We've set up a Jitsi installation but our stakeholders are wary about the limits on number of participants -- they can't really do department meetings or let alone an all-hands type of meeting with ~1000 people on the call. Also, some parts of their org are invested in the zoom usage/meeting stats too, and so that is another piece we'd have to figure out. We've also had mixed results testing with team members far away on rough connections, where audio/video was workable in zoom but sometimes unworkable with our internal setup.
Has anyone scaled up to 1000 and beyond with any open source solution? Any stories of success or failure? Are there other options to consider than Jitsi? Why is there no one crushing it like GitLab or Mattermost in this space?
- Like 90% of the benefit of Zoom (and other large video & voice chat providers) is their backend infrastructure. You cannot justify replicating that for a small single-customer or small group installation. It'd be far too expensive. So your open-source solution is ~always going to be worse. ("We've also had mixed results testing with team members far away on rough connections, where audio/video was workable in zoom but sometimes unworkable with our internal setup.")
- "they can't really do department meetings or let alone an all-hands type of meeting with ~1000 people on the call." Those should be broadcast as one-way streaming video, anyway. Set it up like a live video "podcast" or twitch stream with text chat for questions from the audience, if needed.
But, they just want it to all be the same platform, not require tech-averse execs to learn new tools, not have to work out the logistics of who needs to be on the "real" call each time, emoji reactions in the moment, etc. They do these town-hall sessions where they want to be able to have back forth with employees asking questions.

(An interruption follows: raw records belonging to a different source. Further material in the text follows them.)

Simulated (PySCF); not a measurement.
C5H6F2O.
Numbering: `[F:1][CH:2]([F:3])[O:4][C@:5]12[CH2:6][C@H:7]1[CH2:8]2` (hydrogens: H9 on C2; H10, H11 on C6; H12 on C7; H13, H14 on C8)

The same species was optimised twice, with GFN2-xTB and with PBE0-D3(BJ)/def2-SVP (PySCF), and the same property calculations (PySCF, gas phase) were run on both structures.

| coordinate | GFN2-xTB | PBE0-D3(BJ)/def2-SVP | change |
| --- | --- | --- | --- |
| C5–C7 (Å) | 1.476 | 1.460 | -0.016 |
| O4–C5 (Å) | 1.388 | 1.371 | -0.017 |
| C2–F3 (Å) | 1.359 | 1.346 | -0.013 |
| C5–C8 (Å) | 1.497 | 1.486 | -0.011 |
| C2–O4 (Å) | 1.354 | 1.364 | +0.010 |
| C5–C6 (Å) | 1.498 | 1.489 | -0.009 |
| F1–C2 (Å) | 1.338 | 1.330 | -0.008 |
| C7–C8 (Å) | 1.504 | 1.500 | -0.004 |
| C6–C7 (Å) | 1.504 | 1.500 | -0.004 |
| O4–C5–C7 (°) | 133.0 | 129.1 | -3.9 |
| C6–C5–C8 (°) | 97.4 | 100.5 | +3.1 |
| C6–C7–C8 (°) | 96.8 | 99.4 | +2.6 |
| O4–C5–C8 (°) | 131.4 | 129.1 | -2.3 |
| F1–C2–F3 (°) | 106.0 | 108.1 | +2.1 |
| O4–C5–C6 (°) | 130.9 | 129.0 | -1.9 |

At the end of the day, it's a tough proposition to say, "you can either have the features you've come to rely on, or you can have your privacy and control". But I guess that is where we are.
Just as an example, they probably use UDP for latency, which has no ordering as part of the protocol. However, for streaming stuff, you really want to drop out of order packets and prioritize whatever the latest packet is.
Zoom probably has some kind of custom routing that handles that. If they get congested or clients are unstable, it prioritizes serving the latest audio/video rather than trying to push things out in the order they came in, only for the Zoom client to discard the out of order packets anyways. Amazon can't really do that, because they don't know which bits of data are the ordering.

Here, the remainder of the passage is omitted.